[MUD-Dev] Reality check ...

Jon Leonard jleonard at slimy.com
Fri Apr 19 23:02:53 CEST 2002


On Thu, Apr 18, 2002 at 09:40:58AM +0200, Vincent Archer wrote:
> According to Marc Bowden:

>> And your bank account? That's "just data"....linked to
>> real-world, physically affective assets. If you close your
>> account, I owe you the money the data represents.

[snipped description of fiat currency as unbacked, etc.]

> As for the money itself in the bank, one of the thing the Fed
> regulates is the amount of "virtual money" a bank can create. Bank
> routinely give away (in the form of loans) multiples of the assets
> they have received.  In terms everybody recognise, they "spawn"
> gold. All the time.

The process is more bizzare and complicated than that, and the
system probably works better with most people now knowing or
worrying about it.

Money itself is a quite complicated idea, which contributes rather
directly to the economic problems game designer run into.
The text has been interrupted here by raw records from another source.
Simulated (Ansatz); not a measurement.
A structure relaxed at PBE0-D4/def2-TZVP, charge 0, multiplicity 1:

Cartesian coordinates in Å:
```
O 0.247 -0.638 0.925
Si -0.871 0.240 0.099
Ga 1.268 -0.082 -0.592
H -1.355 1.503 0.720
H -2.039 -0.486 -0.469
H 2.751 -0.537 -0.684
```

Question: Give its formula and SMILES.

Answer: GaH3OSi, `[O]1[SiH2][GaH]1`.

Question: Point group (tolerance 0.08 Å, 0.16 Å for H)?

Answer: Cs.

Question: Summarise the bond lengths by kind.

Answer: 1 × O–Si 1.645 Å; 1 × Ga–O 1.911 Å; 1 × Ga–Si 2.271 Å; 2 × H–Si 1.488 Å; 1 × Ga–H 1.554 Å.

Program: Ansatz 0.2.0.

The most fundamentally difficult is that players have a thoroughly
modern understanding of money, and the game worlds we're designing
frequently don't match.  Either we're building a fantasy or
pseudo-feudal world, or a world under enough stress that open
warfare is common.  In either case, the underlying assumptions the
players make about how things 'should' work don't match the
fictional world.  So there is a continual risk of players either
introducing some monetary idea (fiat guild credits, for example)
that is fiction breaking, or else being upset when the game economy
does not behave as they expect.

There's also the risk of rediscovering Gresham's Law (Bad money
drives out the good) the hard way.  For a historical example, at one
point the US legislated a ratio of 15:1 for the value of gold to
silver, by specifying the mass of gold coins and silver coins.  The
problem was that the free market value was closer to 15.5 to 1, so
people spent the silver and hoarded the gold, keeping it out of
circulation.  Later this was 'corrected' to 16:1, yielding the
reverse problem: Hoarding silver and spending gold, again
diminishing the money supply.  If a design needs to have more than
one potential currency, then the exchange rate more or less needs to
be free to float (or else be a subtext to market manipulations that
aren't viable for precious metals).

On the flip side, if there's some some economic activity that the
NPCs in the game are engaging in, the players may not understand it.
I can't think of a good way to work something like a Kula chain into
a game (a social activity in which islanders trade two kinds of
ornamental goods around a ring of islands.  It looks like gainful
economic activity, except that the trades don't affect anything
else, and goods don't enter of leave the loop...), but it could be
interesting to try.  I have no idea how to make it appeal to
players, though.  Maybe have NPCs track players they have interacted
with in the past, and have it be a mechanism to get more 'useful'
interactions on other trading.

In case it's relevant, the actual steps of US money creation are:

  - US government borrows money from someone, yielding a Treasury

This treasury is normally paid off at some later date, but in this
case:

  - The federal reserve buys the Treasury (Open Market Operations),
  paying in 'Reserves'.

  - The reserves get deposited at a bank, which pays for them in
  dollars.

  - The bank can then have more outstanding deposits, as the
  regulatory limit is that the reserves be at least a certain
  fraction of the of the total deposits in the bank.

  - The bank then loans people money, by creating both new debt to
  the bank, and matching new value in the borrowers' bank accounts.

Much more complicated than Yap Stones (large, essentially immobile
currency where the islanders track who owns the stones), for
example.  And in both cases the money isn't backed by anything
except the willingness of others to accept them in trade.